Source code for pyseer.enet

# -*- coding: utf-8 -*-
# Copyright 2018 Marco Galardini and John Lees

'''Elastic net model implementations'''

import os
import sys
from .utils import set_env
# avoid numpy taking up more than one thread
with set_env(MKL_NUM_THREADS='1',
             NUMEXPR_NUM_THREADS='1',
             OMP_NUM_THREADS='1'):
    import numpy as np
from scipy.sparse import csr_matrix, csc_matrix, hstack
import math
import pandas as pd
from decimal import Decimal
from tqdm import tqdm
from sklearn.metrics import r2_score, confusion_matrix

import glmnet_python
from cvglmnet import cvglmnet
from cvglmnetCoef import cvglmnetCoef
from cvglmnetPredict import cvglmnetPredict

import pyseer.classes as var_obj
from .input import read_variant
from .model import pre_filtering
from .model import fit_lineage_effect
from .model import fixed_effects_regression

# Loads all variants into memory for use with elastic net

[docs]
def load_all_vars(var_type, p, burden, burden_regions, infile,
                   all_strains, sample_order, min_af, max_af,
                   max_missing, uncompressed):
    """Load all variants in the input file into a sparse
    matrix representation

    Args:
        var_type (str)
            Variants type (one of: kmers, vcf or Rtab)
        p (pandas.DataFrame)
            Phenotype vector (n, 1)
        burden (bool)
            Whether to slice a vcf file by burden regions
        burden_regions (collections.deque)
            Burden regions to slice the vcf with
        infile (opened file)
            Handle to opened variant file
        all_strains (set-like)
            All sample labels that should be present
        sample_order
            Sampes order to interpret each Rtab line
        min_af (float)
            Minimum allele frequency (inclusive)
        max_af (float)
            maximum allele frequency (inclusive)
        max_missing (float)
            maximum missing frequency
        uncompressed (bool)
            Whether the kmers file is uncompressed

    Returns:
        variants (scipy.sparse.csr_matrix)
            A sparse matrix representation of all variants in
            the input
        selected_vars (list)
            0-Indices of variants in the input file in variants
            (which passed AF filtering)
        var_idx (int)
            The number of read variants (number of rows of variants)
    """
    # For building sparse matrix
    data = []
    indices = []
    indptr = [0]
    selected_vars = []
    var_idx = 0

    pbar = tqdm(unit="variants")
    while True:
        eof, k, var_name, kstrains, nkstrains, af, missing = read_variant(
                                        infile, p, var_type,
                                        burden, burden_regions,
                                        uncompressed, all_strains,
                                        sample_order)

        # check for EOF
        if eof:
            pbar.close()
            break
        else:
            pbar.update(1)

        if k is not None and af > min_af and af < max_af and missing < max_missing:
            # Minor allele encoding - most efficient use of sparse structure
            if af > 0.5:
                pres = 0
            else:
                pres = 1

            for idx, obs in enumerate(k):
                if obs == pres:
                    indices.append(idx)
                    data.append(1)
            indptr.append(len(indices))

            selected_vars.append(var_idx)

        var_idx += 1

    # construct sparse matrix
    if (len(selected_vars)) == 0:
        raise ValueError("No variants passed filters")

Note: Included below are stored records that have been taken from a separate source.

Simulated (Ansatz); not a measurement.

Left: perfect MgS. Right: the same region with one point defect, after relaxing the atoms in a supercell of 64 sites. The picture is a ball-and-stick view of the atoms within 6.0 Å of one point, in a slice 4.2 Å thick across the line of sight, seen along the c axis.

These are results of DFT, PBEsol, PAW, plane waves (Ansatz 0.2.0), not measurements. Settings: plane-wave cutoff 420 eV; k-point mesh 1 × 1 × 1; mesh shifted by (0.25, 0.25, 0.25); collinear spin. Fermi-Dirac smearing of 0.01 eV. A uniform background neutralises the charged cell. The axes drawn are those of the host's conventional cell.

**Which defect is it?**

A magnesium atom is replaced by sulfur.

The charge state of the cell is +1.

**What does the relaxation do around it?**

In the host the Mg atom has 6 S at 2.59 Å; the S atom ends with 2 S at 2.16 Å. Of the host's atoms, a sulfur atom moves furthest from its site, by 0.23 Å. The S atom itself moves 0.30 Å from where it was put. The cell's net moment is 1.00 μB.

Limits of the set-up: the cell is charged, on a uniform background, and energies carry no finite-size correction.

    variants = csr_matrix((data, indices, indptr), dtype=float,
                          shape=(len(selected_vars), len(all_strains)))
    return(variants, selected_vars, var_idx)



[docs]
def fit_enet(p, variants, covariates, weights, continuous, alpha,
             lineage_dict = None, fold_ids = None, n_folds = 10, n_cpus = 1):
    """Fit an elastic net model to a set of variants. Prints
    information about model fit and prediction quality to STDERR

    Args:

        p (pandas.DataFrame)
            Phenotype vector (n, 1)
        variants (scipy.sparse.csc_matrix)
            Wide sparse matrix representation of all variants to fit to
            (rows = samples, columns = variants)
        covariates (pandas.DataFrame)
            Covariate matrix (n, j)
        weights (np.array)
            Vector of sample weights (n, 1)
        continuous (bool)
            If True fit a Gaussian error model, otherwise Bionomial error
        alpha (float)
            Between 0-1, sets the mix between ridge regression and lasso
            regression
        lineage_dict (list)
            Names of lineages, indices corrsponding to fold_ids

            [default = None]
        fold_ids (list)
            Index of fold assignment for cross-validation, from 0 to 1-n_folds

            [default = None]
        n_folds (int)
            Number of folds in cross-validation

            [default = 10]
        n_cpus (int)
            Number of processes to use in cross-validation
            Set to -1 to use all available

            [default = 1]

    Returns:
        betas (numpy.array)
            The fitted betas (slopes) for each variant
    """
    if continuous:
        regression_type = 'gaussian'
    else:
        regression_type = 'binomial'

    if covariates.shape[0] > 0:
        variants = hstack([csc_matrix(covariates.values), variants])

    # Run model fit
    if fold_ids is None:
        enet_fit = cvglmnet(x = variants, y = p.values.astype('float64'), family = regression_type,
                            nfolds = n_folds, alpha = alpha, parallel = n_cpus, weights = weights)
    else:
        enet_fit = cvglmnet(x = variants, y = p.values.astype('float64'), family = regression_type,
                            foldid = fold_ids, alpha = alpha, parallel = n_cpus, weights = weights)

    # Extract best lambda and predict class labels/values
    betas = cvglmnetCoef(enet_fit, s = 'lambda_min')
    best_lambda_idx = np.argmin(enet_fit['cvm'])
    predictions, R2 = enet_predict(enet_fit, variants, continuous, p.values)

    # Write some summary stats
    # R^2 = 1 - sum((yi_obs - yi_predicted)^2) /sum((yi_obs - yi_mean)^2)
    sys.stderr.write("Best penalty (lambda) from cross-validation: " +
                     '%.2E' % Decimal(enet_fit['lambda_min'][0]) + "\n")
    if not continuous:
        sys.stderr.write("Best model deviance from cross-validation: " +
                         '%.3f' % Decimal(enet_fit['cvm'][best_lambda_idx]) +
                         " ± " + '%.2E' % Decimal(enet_fit['cvsd'][best_lambda_idx]) + "\n")
    sys.stderr.write("Best R^2 from cross-validation: " + '%.3f' % Decimal(R2) + "\n")

    # Report R2 for each fold (strain/clade)
    if fold_ids is not None:
        sys.stderr.write("Predictions within each lineage\n")
        write_lineage_predictions(p.values, predictions, fold_ids,
                                  lineage_dict, continuous)

    return(betas.reshape(-1,))




[docs]
def enet_predict(enet_fit, variants, continuous, responses = None):
    """Use a fitted elastic net model to make predictions about
    new observations. Returns accuracy if true responses known

    Args:
        enet_fit (cvglmnet)
            An elastic net model fitted using cvglmnet or similar
        variants (scipy.sparse.csc_matrix)
            Wide sparse matrix representation of all variants to predict with
            (rows = samples, columns = variants)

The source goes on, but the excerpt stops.